I feel like I’m spending a lot of time in the children’s biographies section lately. It used to be a rather dry place, with series of books about historical figures whose stories were told as if there’d be a multiple choice test at the end of it. But the last few years have brought a boatload of reading options for kids (and adults) who want to read about important people and little guys (and girls) who made a difference in the world. More hit my stack this week.
Lift Your Light a Little Higher: The Story of Stephen Bishop: Slave-Explorer by Heather Henson and Bryan Collier. Who knew that there were slave guides showing tourists around Mammoth Caves, now a national park, in the 1830s? Not me. It’s a weird and uncomfortable thing to think about – a tourist spot with slave-led tours? Apparently Stephen Bishop was known to the Queen of England and was a science enthusiast. He also discovered two new species and created the first extensive map of the caves, even though he was not supposed to learn to read and was sold along with the caves at least once. What? Call this one “eye-opening” in many ways. The art is wonderful, too, with a combination of photo-like illustration and collage.
Radiant Child: The Story of Young Artist Jean-Michel Basquiat by Javaka Steptoe. It’s a wild, bright messy life — the life of an artist like Jean-Michel Basquiat. The illustrations are so loud and vibrant, with bits of collage and bits of graffiti, and Basquiat’s life story is equally bold.
Esquivel! Space Age Sound Artist by Susan Wood and Duncan Tonatiuh. If Duncan Tonatiuh has illustrated it, I’ll read it. Seriously. Just sign me up for whatever he’s got in print. I’ll read any text on the page with his illustrations, and as it turns out, that’s meant learning more about the Day of the Dead (Funny Bones: Posada and His Day of the Dead Calaveras) and school discrimination (Separate is Never Equal) in addition to Esquivel. Tonatiuh explains in the author notes that his art, like Esquivel’s creative use of traditional music, is inspired by ancient Mexican art and the Mixtec codex. And there’s an interesting story here, too. Bonus!

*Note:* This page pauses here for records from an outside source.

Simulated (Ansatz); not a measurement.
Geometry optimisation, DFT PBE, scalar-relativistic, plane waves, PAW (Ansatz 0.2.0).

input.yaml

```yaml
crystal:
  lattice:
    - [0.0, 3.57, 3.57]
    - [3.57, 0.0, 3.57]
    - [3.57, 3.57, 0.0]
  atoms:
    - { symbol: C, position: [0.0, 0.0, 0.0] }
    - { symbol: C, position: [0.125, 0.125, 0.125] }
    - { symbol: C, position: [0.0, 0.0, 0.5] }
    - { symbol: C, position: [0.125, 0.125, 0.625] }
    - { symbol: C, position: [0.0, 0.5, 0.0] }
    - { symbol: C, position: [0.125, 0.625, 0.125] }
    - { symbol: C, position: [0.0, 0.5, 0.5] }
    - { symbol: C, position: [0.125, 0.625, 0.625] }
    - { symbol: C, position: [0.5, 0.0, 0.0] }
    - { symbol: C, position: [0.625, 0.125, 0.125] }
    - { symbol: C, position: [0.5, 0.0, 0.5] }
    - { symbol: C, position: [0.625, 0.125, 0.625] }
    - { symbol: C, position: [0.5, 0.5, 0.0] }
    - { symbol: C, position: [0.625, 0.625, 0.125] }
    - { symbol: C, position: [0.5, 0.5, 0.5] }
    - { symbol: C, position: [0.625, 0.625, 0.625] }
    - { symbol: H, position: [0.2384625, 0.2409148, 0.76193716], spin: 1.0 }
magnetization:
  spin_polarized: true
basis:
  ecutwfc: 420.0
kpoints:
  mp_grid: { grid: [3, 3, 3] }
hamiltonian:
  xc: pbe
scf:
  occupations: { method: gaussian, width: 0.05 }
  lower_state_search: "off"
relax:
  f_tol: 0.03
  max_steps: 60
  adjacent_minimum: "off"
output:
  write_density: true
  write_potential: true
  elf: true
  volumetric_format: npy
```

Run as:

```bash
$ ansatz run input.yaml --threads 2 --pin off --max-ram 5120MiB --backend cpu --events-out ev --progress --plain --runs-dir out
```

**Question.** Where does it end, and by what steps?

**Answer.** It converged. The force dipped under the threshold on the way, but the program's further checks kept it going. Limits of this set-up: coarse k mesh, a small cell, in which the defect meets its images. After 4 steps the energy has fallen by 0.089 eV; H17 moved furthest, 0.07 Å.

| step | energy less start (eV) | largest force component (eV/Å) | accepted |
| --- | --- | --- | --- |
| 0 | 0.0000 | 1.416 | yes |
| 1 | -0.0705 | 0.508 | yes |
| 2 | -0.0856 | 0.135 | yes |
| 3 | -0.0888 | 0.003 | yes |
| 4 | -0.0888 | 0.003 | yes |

Preaching to the Chickens: the story of the young John Lewis. John Lewis is amazing, as I have noted in earlier posts on his graphic novels, the March series. (You can read more about them here.) This picture book is about his childhood, his love for his chickens, his growing sense of responsibility, and his powerful public speaking — even at a young age, even to chickens.
Funny thing. (To me, at least.) I’ve had to edit this post twice before even getting it up, because I keep finding new things to add, which tells me life is at least a little good. Yes, a little bit.